Monday, June 18, 2018

Who'd a thunk it?


Happy Saturday everyone, hope it's a calm and peaceful one

When I look back on my life, some parts definitely seem like I'm watching a movie about someone else, and that it wasn't me at all. Some parts, I wish had never happened, but then I'd have lost the good things that came out from the bad things, and that would be too high a price to pay for eradicating the pain.

That I was an odd child is something that I'm ok with now, and most of the time, was ok with in my youth. I was quite happy to curl up with a good book and just block the rest of the world out, and escape.

Back in the early 60s, one of the things that set me apart was having 2 fathers. My dad married my mum when I was 2, and adopted me when I was 7. The adoption day coincided with the zoo trip that the top 2 classes in the Infants went to, before going "up" to the Juniors. In the case of George Tomlinson, it really was "up" as the Infants was on the ground floor and the Juniors, upstairs, although having different entrances. Thus, my original illegitimacy became a matter of knowledge after that. The only other oddity in my class was a lass named Linda Bray, whose mother was single, and I can't remember whether it was by choice or divorce, but back in 1962/63 it was def not the done thing.

In the Juniors, my first teacher, for 2 years, was Mrs Stark. She was strict and I don't think she liked me very much. I wrote stories in my "journals" and she told me once I must have been reincarnated and lived during Victorian times as my stories were so detailed. I was 7 and 8 during her classes, but read mostly Dickens, and the Brontes (Charlotte's Jane Eyre was my favourite, read and reread over and over) as well as horsey stories like Sewell's Black Beauty and the then-contemporary My Friend Flicka books.

The second 2 years, I had Miss Lynes as the teacher, and despite having a reputation as a "stickler", she was actually really nice. I had a seat near the window, in her class, but since I loved school, my daydreaming happened on my own time, not in class.
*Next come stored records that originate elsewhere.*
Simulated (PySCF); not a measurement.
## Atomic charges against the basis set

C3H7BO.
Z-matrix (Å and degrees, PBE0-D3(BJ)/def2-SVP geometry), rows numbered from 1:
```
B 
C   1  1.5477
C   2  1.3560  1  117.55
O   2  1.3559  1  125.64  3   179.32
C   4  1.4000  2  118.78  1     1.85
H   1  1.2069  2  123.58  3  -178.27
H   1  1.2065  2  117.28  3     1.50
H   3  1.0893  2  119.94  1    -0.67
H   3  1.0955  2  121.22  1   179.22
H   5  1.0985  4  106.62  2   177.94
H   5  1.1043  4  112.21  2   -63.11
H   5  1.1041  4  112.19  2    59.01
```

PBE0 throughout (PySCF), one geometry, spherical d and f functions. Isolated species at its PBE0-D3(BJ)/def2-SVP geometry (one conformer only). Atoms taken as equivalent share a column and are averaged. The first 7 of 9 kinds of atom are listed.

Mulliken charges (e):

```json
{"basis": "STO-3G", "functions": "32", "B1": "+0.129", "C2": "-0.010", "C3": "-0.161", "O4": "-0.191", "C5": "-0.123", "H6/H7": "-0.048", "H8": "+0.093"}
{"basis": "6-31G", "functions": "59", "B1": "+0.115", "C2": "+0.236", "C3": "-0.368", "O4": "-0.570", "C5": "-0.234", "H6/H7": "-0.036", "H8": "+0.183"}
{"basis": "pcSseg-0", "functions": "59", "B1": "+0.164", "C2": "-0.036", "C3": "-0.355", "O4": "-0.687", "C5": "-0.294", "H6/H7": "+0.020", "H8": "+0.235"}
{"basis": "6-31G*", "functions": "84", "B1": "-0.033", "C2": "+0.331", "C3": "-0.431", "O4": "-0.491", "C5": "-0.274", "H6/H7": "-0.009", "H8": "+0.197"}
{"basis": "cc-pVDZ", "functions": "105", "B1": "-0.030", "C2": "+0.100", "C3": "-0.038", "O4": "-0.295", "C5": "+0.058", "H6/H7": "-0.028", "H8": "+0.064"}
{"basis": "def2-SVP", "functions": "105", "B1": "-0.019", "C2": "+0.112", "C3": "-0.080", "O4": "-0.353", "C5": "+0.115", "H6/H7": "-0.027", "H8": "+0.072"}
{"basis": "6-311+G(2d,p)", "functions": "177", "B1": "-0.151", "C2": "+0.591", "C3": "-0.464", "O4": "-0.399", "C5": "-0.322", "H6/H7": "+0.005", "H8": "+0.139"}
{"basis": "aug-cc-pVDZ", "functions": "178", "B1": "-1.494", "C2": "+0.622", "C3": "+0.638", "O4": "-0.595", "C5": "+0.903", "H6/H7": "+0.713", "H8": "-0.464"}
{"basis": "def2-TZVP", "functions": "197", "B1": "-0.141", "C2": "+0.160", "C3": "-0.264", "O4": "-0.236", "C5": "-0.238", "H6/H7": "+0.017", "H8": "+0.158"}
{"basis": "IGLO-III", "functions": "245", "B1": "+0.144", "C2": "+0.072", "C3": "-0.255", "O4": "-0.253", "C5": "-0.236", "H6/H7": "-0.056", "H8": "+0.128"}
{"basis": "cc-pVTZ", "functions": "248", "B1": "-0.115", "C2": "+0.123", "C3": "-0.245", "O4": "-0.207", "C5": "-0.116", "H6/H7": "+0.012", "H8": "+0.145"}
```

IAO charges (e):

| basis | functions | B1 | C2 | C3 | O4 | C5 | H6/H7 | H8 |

I loved George Tomlinson though, and flourished there. My best friend was Stephanie Baum, and our mums went shopping together on a Friday evening at Fine Fare down Leytonstone High Street. Us kids (she had 2 sisters, Judith and Elaine) and I had 2 at that time, Stephanie and Theresa, would play on the sides of the stairs leading up to the cafeteria. They were polished wood, about 9" wide, the perfect size for our little bottoms to use as a slide.

Some weekends, and during school holidays, I spent with my nan and granpop, who I'd lived with when I was little, and when my mum had first got married. I went to live with my mum when my parents bought 47 Southern Drive, Loughton. I was about 4 and my sister was born shortly afterward.

My nan and granpop spoiled me, but I was a good kid. I had to be quiet as they lived in an upstairs flat above an old lady who'd bash on the ceiling with a broom when my nan used the roller sweeper on the rugs. It wasn't a big deal for me, I had dress up dolls, colouring books, Ladybird and I-Spy Books on no end of subjects, I knitted and sewed doll's clothes for my 3 teenage dolls there, Candy, Sandy and Mandy.

Some days we'd walk to Riddley Road Market, some days to my granpop's work at King and Scarborough, on Kingland Rd alongside the canal. My nan took me to museums and art galleries, or we went to Clissold Park where there was a talking Mynah bird in one of the big cages there, his name was Charlie.

I had a pretty good childhood but then my late teens and early 20s kind of went awry. The bad stuff, well it was really bad, but with God's grace, I made it through and now that I'm older, I can look back and see that, although it was terrible at the time, as a part of my life, it's actually quite a small fragment of the years that I've lived.

I look back and see how far I've come, and it's a definite "who'd a thunk it?"